The Study of the United States Institute for Secondary Educators (SUSI) is an intensive, six-week Institute intended for teachers and scholars who are devoted to learning about and increasing their understanding of U.S. society and culture. The U.S. Department of State’s Bureau of Educational and Cultural Affairs sponsors the program.
For over fifteen years, the University of Illinois at Chicago (UIC) has had the honor of hosting scholars from around the world through this program. At UIC, participants of the SUSI program explore various discipline areas including law, politics and literature with the aim of not only understanding American culture, but also, how the U.S. manages to bring together the diverse groups who inhabit the nation.
Over the fifteen-year life of the Institute, participants from more than 60 countries have asked variations on the same questions: How does America manage to make its various competing interests cohere? What are the institutions, rituals, traditions, laws and artifacts that make e pluribus unum, of this many, one? The Institute will examine these issues in its six-week summer program, offering the materials for a discussion that might lead to the many answers that exist for that two-centuries-old question.
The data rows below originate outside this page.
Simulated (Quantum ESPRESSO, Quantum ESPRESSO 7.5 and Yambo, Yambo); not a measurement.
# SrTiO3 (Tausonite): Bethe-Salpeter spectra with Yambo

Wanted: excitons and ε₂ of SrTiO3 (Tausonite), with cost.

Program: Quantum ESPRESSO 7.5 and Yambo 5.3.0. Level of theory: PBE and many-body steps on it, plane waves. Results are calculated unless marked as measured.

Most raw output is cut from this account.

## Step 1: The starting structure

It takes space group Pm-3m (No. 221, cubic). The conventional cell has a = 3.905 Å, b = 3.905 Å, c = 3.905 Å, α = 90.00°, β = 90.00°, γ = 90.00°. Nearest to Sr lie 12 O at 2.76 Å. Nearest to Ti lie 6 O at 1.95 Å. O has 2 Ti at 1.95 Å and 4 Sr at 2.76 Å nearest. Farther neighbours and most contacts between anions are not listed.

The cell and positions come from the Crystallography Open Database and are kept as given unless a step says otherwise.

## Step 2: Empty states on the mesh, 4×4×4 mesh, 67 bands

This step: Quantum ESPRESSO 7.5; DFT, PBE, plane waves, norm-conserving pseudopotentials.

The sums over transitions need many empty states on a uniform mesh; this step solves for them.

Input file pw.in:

The Institute’s educational program examines the United States through multiple lenses formed by the disciplines of study that have grown up around various parts of American culture: law, politics, art, literature, geography, urbanism, education, sociology and economics. Dividing the four-week residency into three intensive segments – one historical, one thematic and one focused on contemporary life – faculty and participants study specific examples that reveal the larger themes and ideas to provide not just overall insight but a practical body of useful, teachable materials that participants can bring back to their home countries and introduce into the curriculum with immediate and longer-term benefits. Throughout the Institute, classroom work is divided among lectures, discussions and small-group workshops; classroom work is balanced by field work ranging from tours of farms and suburbs to home visits. Faculty routinely team-teach so that participants encounter a variety of perspectives; this approach also allows for on-the-spot creation of outlines and content that are then honed, corrected and returned to participants at the next session as reinforcement. The classroom pedagogy is enriched when the Institute moves on the road; Director Eric Arnesen and faculty tour participants, Katrin Schultheiss and Peter Hales, provide several lectures and/or discussions each day during the tour, and participants have the opportunity to apply their theoretical and book-learned, in-residence training to a wide variety of specific cases.